Born in 1967 in the middle-class southern suburbs of Chicago, Parker described the liberating nature of the early rap tunes for young blacks. She recalled getting in a musical shouting match on the school bus with the white students, "transfixed by our newfound ability to drown out their nullification." At first, it was a vehicle for racial pride, but then it all changed. Rap was transformed into a musical ghetto for gangsters and pimps, and Parker sadly concluded, "I could no longer nod my head to the misogyny or keep time to the vapid materialism of another rap song."
In raising her two daughters, Parker had one very definitive image in mind capturing what's wrong with today's dominant trend in hip hop. At the 2003 MTV Video Music Awards, rappers Snoop Dogg and 50 Cent added pomp to the song "P.I.M.P." by featuring black women on leashes being walked onstage.
This past August, she added, MTV-2 aired an episode of the cartoon "Where My Dogs At" that had Snoop Dogg again leading two black bikini-clad women around on leashes. She explained: "They squatted on their hands and knees, scratched themselves and defecated. The president of the network, a black woman, defended this as satire."
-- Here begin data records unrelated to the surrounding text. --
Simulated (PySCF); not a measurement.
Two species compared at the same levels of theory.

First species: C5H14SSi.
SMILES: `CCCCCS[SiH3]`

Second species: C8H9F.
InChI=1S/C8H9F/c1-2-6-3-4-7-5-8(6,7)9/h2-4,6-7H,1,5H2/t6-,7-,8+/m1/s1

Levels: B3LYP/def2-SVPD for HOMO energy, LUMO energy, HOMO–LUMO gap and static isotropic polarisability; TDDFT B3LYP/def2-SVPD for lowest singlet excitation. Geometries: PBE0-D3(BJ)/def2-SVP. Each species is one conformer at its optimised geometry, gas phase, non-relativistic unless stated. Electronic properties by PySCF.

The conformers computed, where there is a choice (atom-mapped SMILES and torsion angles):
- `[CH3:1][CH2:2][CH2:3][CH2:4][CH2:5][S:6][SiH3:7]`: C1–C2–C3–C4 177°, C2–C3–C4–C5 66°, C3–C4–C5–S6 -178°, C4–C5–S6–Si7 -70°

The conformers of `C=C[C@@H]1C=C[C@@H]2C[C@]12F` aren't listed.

And the audience, mostly teenaged boys and girls, thought this was wonderful.
To protest the glamorization of the gangsta, itching to kill, loaded with bling and treating every woman like a subhuman plaything, Parker and her friends protested, including the printing of T-shirts for girls with messages like, "You look better without the bullet holes," and, "Put the guns down," and, "You want this? Graduate!"